Multichannel Home Electricity Monitoring System

Hi to All,

I come to the emonLibCM and this forum while investigating how to start implementation of my idea for Multichannel Home Electricity Monitoring System (https://www.radevs.net/chradev/projects/Multichannel_Home_Electricity_Monitoring_System.pdf). The idea in the beginning was to use Atmega32u4 and its feature for differential inputs and built-in OP with configurable gain which can be used to connect directly (without voltage offset) up to 9 CTs. The main advantages are no necessity of DC compensation, possibility to amplify the signal for measuring of low currents more precisely and possibility to use emonLibCM and related staff with small or no changes. In such a case it will be feasible to scan single voltage and up to 9 even more (if single ended inputs are also used) current sources. Of course the report period will be seconds but enough for home monitoring system.
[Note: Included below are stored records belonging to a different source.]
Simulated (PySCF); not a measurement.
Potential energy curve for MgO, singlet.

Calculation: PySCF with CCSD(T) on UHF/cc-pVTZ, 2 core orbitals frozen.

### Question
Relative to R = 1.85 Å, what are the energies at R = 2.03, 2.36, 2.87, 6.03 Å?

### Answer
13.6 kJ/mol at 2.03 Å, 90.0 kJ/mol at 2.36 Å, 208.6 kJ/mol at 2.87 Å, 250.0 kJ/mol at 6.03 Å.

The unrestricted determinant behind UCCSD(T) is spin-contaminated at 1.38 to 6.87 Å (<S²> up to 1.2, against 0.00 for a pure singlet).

While reading the forum I realize that the precision is mainly limited by the value-dependent phase errors and lower computational resources of the MCU used.

That is why I started to think about possibility to move to powerful MCU like Cortex-M4 based once. My experience in using STM32 MCUs took me away to look at STM32F405 and STM32L412 MCUs well supported by STM32Cube, ChibiOS, Arduino core support for STM32 based boards (GitHub - stm32duino/Arduino_Core_STM32: STM32 core support for Arduino) etc. STM32F405 is most standard and has 3x 12-bits ADCs with DMA and work in many different modes including simultaneous scanning of sequences of external inputs. STM32L412 low power MCU and has 2x 12-bits (up to 16-bits with oversampling) ADCs with DMA also having the same simultaneous scanning modes. Both they have FPU, DSP instruction, 5+ Msps maximum conversion rate with full resolution, fast / slow channels and many other excellent features.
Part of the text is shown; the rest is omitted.